I'm enjoying my hybrid bike much more than I thought I would when I bought it last August. It was intended to be a winter bike but it's now a summer bike as well. I can appreciate the roadie's satisfaction in riding skinny tyres on a good surface – the efficiency and speed of a fast machine – but the purist approach means staying on-road and that can be limiting.
The photo was taken a few days ago on Healey Nab near Chorley in Lancashire. For mountain bikers Healey Nab contains a red route (difficult) and a black route (severe). I've never actually seen these routes as I don't go mountain biking. The track I cycle along passes by on the other side of the hill and avoids a stretch of urban road through the top side of Chorley, which is why I often go this way as part of my local loops.

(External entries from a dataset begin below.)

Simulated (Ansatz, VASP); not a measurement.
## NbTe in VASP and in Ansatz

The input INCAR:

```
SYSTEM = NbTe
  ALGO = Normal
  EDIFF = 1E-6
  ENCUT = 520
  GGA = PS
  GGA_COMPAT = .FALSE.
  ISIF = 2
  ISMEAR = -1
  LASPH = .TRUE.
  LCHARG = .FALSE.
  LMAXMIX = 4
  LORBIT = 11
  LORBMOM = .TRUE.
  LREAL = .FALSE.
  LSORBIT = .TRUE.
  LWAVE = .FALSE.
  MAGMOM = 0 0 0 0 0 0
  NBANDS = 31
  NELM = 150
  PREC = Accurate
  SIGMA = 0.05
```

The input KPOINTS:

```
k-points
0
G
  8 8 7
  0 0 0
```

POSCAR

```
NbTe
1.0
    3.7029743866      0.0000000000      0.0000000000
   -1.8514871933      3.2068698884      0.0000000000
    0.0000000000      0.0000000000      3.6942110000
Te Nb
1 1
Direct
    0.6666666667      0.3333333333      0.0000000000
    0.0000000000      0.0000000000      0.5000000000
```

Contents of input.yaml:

This track, like several others in the area, has a gravelly surface that can easily be ridden with 32c tyres, although I've fitted 40c to my Giant hybrid. If I was limited to only one bicycle and was forced to choose between the hybrid and my Ridgeback tourer it would be this one – the Giant. Fully-inflated 32c cyclo-cross tyres perform well enough on tarmac and even the 40c are really not too bad. The suspension fork (fitted extra) is fairly light and has a useful lockout switch on the handlebars.
The hybrid bike is an excellent all-round package and having the off-road option opens up a different world, not to go mountain biking through mud and rocks but to enjoy gorgeous countryside that would otherwise be inaccessible and is empty of traffic except for the occasional horse. Some research (and trial and error) is involved in finding quiet tracks that aren't too bumpy or with too many stiles but I already know most of the ones on my patch from the 25 years before I bought a road bike in 2008.